Published: The Kathmandu Post, 14 May 2004
By: Ratnakar Adhikari

After the Cancun fiasco in September last year, it appeared almost impossible for the then 146 member countries of the World Trade Organisation (WTO) to bring the derailed trade talks back on track. The United States Trade Representative (USTR), Robert Zoellick said that his country would sign bilateral and regional deals to open up markets, as if he cared less about the future of multilateral trading system espoused by the WTO. Similarly, his counterpart Pascal Lamy, Trade Commissioner of the European Union (EU), charged the WTO of being a medieval organisation.

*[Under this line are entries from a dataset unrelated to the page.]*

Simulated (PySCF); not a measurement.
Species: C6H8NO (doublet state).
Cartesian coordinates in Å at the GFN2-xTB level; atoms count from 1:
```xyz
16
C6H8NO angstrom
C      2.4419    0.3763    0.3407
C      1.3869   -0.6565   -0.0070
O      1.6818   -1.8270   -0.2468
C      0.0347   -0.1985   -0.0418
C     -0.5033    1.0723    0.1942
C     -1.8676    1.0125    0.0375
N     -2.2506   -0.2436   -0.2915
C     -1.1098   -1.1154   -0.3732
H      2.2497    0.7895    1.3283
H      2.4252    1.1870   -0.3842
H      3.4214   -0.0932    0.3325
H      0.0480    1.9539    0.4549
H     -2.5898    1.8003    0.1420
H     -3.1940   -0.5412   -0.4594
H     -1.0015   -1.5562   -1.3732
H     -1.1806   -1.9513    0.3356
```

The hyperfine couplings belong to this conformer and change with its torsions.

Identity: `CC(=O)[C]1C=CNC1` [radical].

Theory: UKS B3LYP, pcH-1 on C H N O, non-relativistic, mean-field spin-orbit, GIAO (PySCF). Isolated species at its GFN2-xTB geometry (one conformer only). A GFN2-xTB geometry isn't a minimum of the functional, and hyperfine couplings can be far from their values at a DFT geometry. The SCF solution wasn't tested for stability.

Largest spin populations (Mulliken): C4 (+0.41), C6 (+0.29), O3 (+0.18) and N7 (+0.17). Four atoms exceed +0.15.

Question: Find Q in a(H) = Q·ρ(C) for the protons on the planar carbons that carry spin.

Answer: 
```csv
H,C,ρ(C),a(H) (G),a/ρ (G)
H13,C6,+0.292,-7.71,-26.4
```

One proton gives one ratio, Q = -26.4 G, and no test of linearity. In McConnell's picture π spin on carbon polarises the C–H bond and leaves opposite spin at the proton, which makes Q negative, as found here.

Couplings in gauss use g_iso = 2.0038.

Developing countries, which were jubilant on the failure of the Cancun Ministerial, celebrated the event as a victory of developing countries’ unity over the divide and rule tactics of the developed countries. However, in retrospect, everyone realises that failure to conclude the Doha Development Agenda (DDA) within its deadline, i.e., 1 January 2005, which now looks impossible due to the Cancun debacle, has made everyone worse off. The successful conclusion of the DDA would have pumped US$ 355 billion worth of additional income into the global economy – with almost half of it accruing to the developing countries.

In the past eight months, much water has flowed under the bridge. Many have realised their mistakes and even paid the price for their arrogance. For example, Zoellick’s arrogance was evident when he nearly dismissed the prospects of multilateral trading system, with the expectation that his country would be able to sign several bilateral and regional trade deals, which would provide them the similar market access opportunities which a successful conclusion of the DDA under the WTO would have offered.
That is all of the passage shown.